A unique bouquet almost bursts with so many flavors, it’s difficult to narrow down exactly what is being tasted… The obvious notes include various types of honey — I taste buckwheat, tupelo, wildflower, but I’m quite certain that my honey palate is hardly delicate enough to make those claims, but anyway..
When I asked a grower why the process of producing Gui Fei went so deep into the summer, he answered quickly… “Oh, well of course, because we have to wait for the bug bite.” I thought that was hilarious. Wait what? The bug bite?? Was he joking? No. The “bug bite” he was referring to was the invasion of green leafhoppers, which alter the chemical composition of the leaf, and apparently impart its unique flavor profile.
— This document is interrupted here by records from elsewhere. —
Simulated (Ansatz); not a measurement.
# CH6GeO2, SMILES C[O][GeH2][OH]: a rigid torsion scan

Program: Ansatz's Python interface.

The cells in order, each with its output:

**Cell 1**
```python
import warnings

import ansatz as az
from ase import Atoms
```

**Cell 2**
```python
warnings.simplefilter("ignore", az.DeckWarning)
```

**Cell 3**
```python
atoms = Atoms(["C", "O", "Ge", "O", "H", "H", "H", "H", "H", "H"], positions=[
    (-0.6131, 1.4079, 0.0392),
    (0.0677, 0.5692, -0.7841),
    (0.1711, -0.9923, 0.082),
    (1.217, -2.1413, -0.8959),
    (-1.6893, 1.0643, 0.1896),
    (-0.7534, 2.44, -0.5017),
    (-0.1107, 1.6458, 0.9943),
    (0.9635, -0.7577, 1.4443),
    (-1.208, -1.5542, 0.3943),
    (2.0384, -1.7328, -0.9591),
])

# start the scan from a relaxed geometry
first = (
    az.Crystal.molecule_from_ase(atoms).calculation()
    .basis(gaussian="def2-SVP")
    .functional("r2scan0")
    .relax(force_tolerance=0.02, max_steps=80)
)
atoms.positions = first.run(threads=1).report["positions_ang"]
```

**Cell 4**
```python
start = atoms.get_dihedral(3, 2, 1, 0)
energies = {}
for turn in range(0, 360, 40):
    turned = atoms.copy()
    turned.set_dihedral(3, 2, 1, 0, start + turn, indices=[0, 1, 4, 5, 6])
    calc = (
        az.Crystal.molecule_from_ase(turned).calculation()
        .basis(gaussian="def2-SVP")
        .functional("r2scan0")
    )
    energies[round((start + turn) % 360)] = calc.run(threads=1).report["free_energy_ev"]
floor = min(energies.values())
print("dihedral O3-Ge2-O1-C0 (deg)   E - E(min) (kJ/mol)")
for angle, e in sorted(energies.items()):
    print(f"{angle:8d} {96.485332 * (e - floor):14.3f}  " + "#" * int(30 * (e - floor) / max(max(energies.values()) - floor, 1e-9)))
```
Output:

Also, I usually give it a rinse and then jump in with 20-30 second infusions, noting that the 2nd and 3rd infusion result in a unusually thick liquor which is sweet and carries a fairly impressive hui gan… Later infusions, say 4-6 will bring more floral and spicy notes, but the sweet fruits lay off a bit.. Also, the leaves don’t seem to want to unfurl, so I’d add 15-30 seconds in subsequent infusions beyond the 3rd.
So all in all, its an oddly addicting oolong, and highly unique, so please try and let me know what type of tasting notes you are able to pull out, curious to hear!